STANLEY began the 1961-62 season with a small but committed squad of 17 players, which included proven performers such as striker George Hudson and goalkeeper Alex Smith. Player-manager Jimmy Harrower had decided to retire, but his new defensive signings, Garbutt Richardson and Bob Wilson, were considered to be good, solid defenders. Up front, Stanley relied on the prowess of Hudson.
Although Stanley's season would end prematurely, the early signs were good. After eight games, Stanley held a comfortable position just above midway in the table. The defence was looking solid, but manager Harrower was concerned at Stanley's reliance on George Hudson to score the goals. Using the last of the resources available to him, he signed inside-forward Harry Milner to provide Hudson with some support.
That careful planning was blown apart when the directors decided to accept Peterborough's offer of £3,500 for George Hudson in September 1961. The decision to sell Hudson still baffles many Stanley fans. He was the only forward player with the ability to find the net on a regular basis. A serious injury to defender Garbutt Richardson served to highlight the lack of depth in Stanley's squad.
Without Hudson, Stanley could not score goals, and they sank to the bottom of the Fourth Division. By the end of the year attendees at Peel Park had shrunk to a core of around 1,500. For these loyal supporters it was heartbreaking to see their club in such a sorry state and an incident in November further alienated the board from the fans. Stanley travelled to Hartlepool in the FA Cup but no director went to the match or even bothered to send a traditional "good luck'' telegram.
The following month, a crisis meeting was held at Accrington Town Hall to find new ways of raising cash, and though several suggestions were carried, the supporters could not refrain from expressing their disgust at the inaction of the board.
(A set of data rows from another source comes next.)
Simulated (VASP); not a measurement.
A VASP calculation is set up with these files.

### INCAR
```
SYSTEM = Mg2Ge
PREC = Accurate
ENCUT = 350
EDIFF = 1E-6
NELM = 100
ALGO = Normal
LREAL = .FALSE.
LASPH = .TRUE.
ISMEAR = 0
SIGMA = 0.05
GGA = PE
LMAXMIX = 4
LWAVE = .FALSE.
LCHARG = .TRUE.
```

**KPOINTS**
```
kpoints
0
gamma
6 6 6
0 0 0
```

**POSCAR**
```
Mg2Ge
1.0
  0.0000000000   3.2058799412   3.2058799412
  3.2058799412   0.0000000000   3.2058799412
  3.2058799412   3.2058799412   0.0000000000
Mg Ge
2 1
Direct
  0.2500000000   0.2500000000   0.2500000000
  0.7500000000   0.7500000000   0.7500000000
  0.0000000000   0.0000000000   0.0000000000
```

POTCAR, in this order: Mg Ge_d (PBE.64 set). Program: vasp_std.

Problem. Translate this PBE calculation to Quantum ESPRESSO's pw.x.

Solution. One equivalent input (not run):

Further upheaval immediately followed in December with the resignation of manager Jimmy Harrower. The board had insisted that Harrower try to regain match fitness so he could reprise his role as player-manager. Harrower reluctantly agreed, but when the board pressured him to play before he was ready it was the last straw for the popular Scot and he tendered his resignation. The team soldiered on, but with minimal gates and a board bereft of ideas the arrival of a letter from the Football League was no surprise. What people were not expecting was that this letter would herald the end of Accrington Stanley as a League club.